The findings address the central question by quantifying how much climatic conditions contribute to armed conflict risk relative to social and geographical factors and how these roles differ by region and time. Climatic conditions are important drivers in all regions, with the strongest and increasing influence in South Asia, substantial and growing influence in Sub-Saharan Africa, and a smaller but rising role in the Middle East where social drivers are paramount. The region-specific C-S-G patterns suggest climate–conflict linkages are contingent rather than deterministic and operate in interaction with socio-economic vulnerability, resource dependence (e.g., rainfed agriculture in SSA), and regional particularities (e.g., oil, water scarcity, identity politics in ME; high-altitude, hazard-prone zones and transboundary water issues in SA). The anomaly effects (e.g., minimum temperature and precipitation anomalies) further highlight non-linear, context-dependent relationships. These results align with parts of the literature that identify climatic impacts on conflict but reconcile prior disagreements by demonstrating substantial spatial heterogeneity and the necessity of comprehensive controls. Policy-wise, interventions should be tailored: strengthen socio-economic resilience and climate adaptation in SSA; address social-political drivers in ME while accounting for climate stress; and prioritize climate risk management (e.g., flood, water scarcity, migration pressures) alongside governance in SA.

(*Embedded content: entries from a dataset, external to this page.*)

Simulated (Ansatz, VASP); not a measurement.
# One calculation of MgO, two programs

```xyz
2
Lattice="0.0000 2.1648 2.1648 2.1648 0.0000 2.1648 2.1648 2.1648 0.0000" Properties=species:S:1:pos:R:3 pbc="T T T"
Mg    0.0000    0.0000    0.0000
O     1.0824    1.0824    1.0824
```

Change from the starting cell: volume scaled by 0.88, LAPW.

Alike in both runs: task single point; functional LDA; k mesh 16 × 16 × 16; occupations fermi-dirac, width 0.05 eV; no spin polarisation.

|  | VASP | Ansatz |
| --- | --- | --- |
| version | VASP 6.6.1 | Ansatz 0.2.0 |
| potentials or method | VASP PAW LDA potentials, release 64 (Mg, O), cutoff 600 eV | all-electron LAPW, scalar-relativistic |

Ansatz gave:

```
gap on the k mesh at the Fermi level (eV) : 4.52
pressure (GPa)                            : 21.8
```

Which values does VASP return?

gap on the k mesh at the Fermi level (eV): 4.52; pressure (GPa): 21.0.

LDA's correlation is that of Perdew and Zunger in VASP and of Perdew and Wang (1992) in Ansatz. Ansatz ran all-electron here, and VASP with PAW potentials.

This study contributes by (1) using high-resolution (0.1°) geospatial data to capture local heterogeneity in conflict risk; (2) integrating a broad set of social and geographical controls to isolate climatic effects; and (3) quantifying the relative contributions of climatic, social, and geographical conditions while identifying stable, region-specific C-S-G patterns. Climatic influence on conflict risk has increased over the past three decades, most notably in South Asia. The results support designing region-specific conflict prevention and resilience strategies that consider local climatic, social, and geographic contexts. Future research should incorporate coarser but relevant historical and institutional variables where possible, disentangle economic channels (prices, productivity) linking climate to conflict, and identify finer sub-regional patterns and differential vulnerability/resilience to better explain spatial heterogeneity and improve forecasting.

Key limitations include: (1) inability to incorporate important drivers available only at coarser spatial/temporal resolutions (e.g., legacies of slave trade, colonization, institutional capacity, interpersonal trust); (2) limited identification of mechanisms (e.g., via prices, productivity) through which climate affects conflict risk; (3) potential unobserved confounding despite extensive controls; (4) need for sub-regional analyses since patterns can vary substantially within regions and across neighboring countries; and (5) model dependence on available proxies (e.g., nighttime lights) that may imperfectly capture socio-economic conditions.